Beyond the steak house – Chap’s dishes up something for all palates |

Beyond the steak house – Chap’s dishes up something for all palates

Wren Wertin
Chap's Sommelier Jordan D. Goncharoff loves sharing the world of wine with his guests, and will gladly open several bottles.

Chap’s is a comfortable place. The large booths feel protected and private, while the roomy tables offer a view of the restaurant’s happy hum. Soft lights are everywhere, within bold metalwork.

Decidedly un-fussy, Chap’s will please refined palates and meat-hungry folks alike.

“We’re more than a steak house,” said Beck. “If you come here to eat, you want to be excited about food.”

“The restaurant is a mountain theme,” added Goncharoff. “We’ve upgraded it enough for those special, romantic, fine-dining moments, but it’s casual and friendly enough so anyone can come in, families or otherwise. I don’t want anyone to walk up to the door and say it’s not for them.”

The menu is the result of a joint effort by Beck and Hucks. We were lucky enough to start our meal with a sneak preview of a new menu item, created by Hucks. Made in-house, a ravioli is stuffed with wild mushrooms and topped with a generous piece of lobster. It’s served atop a butternut squash puree, which is creamy in texture without being heavy. The whole shebang is outlined in a balsamic reduction and chive oil.

“I’m an artist,” said Hucks. “Food is my joy, my passion. The color, the texture, the flavor – I’m drawn to the creative aspect.”

Goncharoff is drawn to the creative aspect of dining as well, but focuses on the wine. He paired the ravioli with a 2000 Eberle Viognier from Paso Robles, liking the way its mild earth tones enriched the food. He passed the demanding sommelier test eight months ago, and enjoys the challenge of pairing wines with foods of complex flavor. For our six-course tasting, he was six for six, with special points awarded for inventiveness.

His wine list is extensive, and includes more than 30 wines by the glass. Once a month the staff hosts special dinners, and he pairs wines with each course. Next month he’ll try to focus on wines under $30.

“Those are the ones that blow people away,” he explained. “It’s hard to say wow when it’s $1,000.”

He’s especially proud of the Reichsgraf von Kesselstatt “RK” Riesling Cuvee, which is a both tangy and sweet with a subtle effervescence. (And, according to him, a genuine bargain.) He paired it with Hucks’ seared foie gras ($17), served on sweet French toast drizzled with a maple demi-glace and diced apples.

“Sometimes, with a sweet dish, you just have to jump in and go sweet all the way,” he said, laughing as he poured the wine.

I asked him how he knew he’d hit on the right pairing.

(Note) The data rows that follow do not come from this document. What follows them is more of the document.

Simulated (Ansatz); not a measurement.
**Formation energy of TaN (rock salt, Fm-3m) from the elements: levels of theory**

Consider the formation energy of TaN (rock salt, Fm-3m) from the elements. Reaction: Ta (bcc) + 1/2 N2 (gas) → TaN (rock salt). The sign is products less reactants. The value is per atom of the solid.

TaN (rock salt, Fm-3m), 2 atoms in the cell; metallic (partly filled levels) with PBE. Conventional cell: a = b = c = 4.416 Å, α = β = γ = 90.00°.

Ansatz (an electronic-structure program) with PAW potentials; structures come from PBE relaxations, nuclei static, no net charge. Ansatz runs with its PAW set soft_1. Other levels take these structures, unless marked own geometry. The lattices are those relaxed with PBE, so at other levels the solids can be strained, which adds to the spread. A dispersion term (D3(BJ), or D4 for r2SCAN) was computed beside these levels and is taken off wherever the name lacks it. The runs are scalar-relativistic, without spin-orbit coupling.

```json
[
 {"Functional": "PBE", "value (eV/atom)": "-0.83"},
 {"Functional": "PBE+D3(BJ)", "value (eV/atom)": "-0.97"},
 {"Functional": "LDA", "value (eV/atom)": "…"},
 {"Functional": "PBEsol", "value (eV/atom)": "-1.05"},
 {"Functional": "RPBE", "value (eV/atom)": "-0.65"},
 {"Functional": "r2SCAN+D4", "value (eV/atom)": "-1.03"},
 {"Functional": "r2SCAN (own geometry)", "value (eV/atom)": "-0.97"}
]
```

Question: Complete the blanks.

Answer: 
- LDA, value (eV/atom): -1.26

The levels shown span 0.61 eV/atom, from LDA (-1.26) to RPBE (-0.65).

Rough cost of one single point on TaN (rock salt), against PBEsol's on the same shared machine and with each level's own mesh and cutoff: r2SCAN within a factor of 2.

“Usually I get that look, like the one I got from you,” he responded. “The big eyes and the big smile – I look for it in the mirror, first. Wine should help in the celebration of a meal. If it’s paired right, it will enhance Jared’s efforts.”

The Chap’s menu includes several healthy choices. One of the staff’s favorites is the blackened ahi tuna with pineapple sambal ($12). To balance the richness of the foie gras, we went for the roasted beet and arugula salad ($7), peppery with lots of zing. The candied orange zest made the dish.

“The food here is so good, it makes our job easy,” said Michael Cousins, a server at the restaurant.

Cousins’ favorite entree is the 35-day aged bone-in 26-ounce beef rib-eye ($36), served with a choice of several sauces: marinated gorgonzola, three peppercorn, creamy horseradish or chipotle steak sauce.

For us Hucks chose his piece de resistance, the elk filet mignon ($34). Crusted with peppercorns and crowning a pile of mashed potatoes, the secret’s in the sauce – a huckleberry foie gras sauce, to be exact. The tart-and-sweet berries add little bursts of flavors, as does the wine-poached pear.

Goncharoff broke into his “off the menu” stash and came to the table with a 2000 Justin Cabernet Sauvignon. Justin is one of his favorite wineries, but he had too many of them on his wine list to add another. He might bring a bottle or two out if it seems warranted.

“The point of anybody coming in is to have a good time,” he said. “I love the constant change in the restaurant business, the excitement and the challenge. I like being able to wow somebody, or enhance someone’s vacation experience. Hopefully they can take home something to talk about for years to come.”

His favorite part of the meal is port. After Hucks brought out the mocha java bomb ($7) and the butterscotch creme brulee ($7), Goncharoff brought a 1994 Calem Ruby Port with vanilla and fruit flavors. Leaning back into the booth’s cushions, sipping port, it was a strong finish. More than a steak house indeed.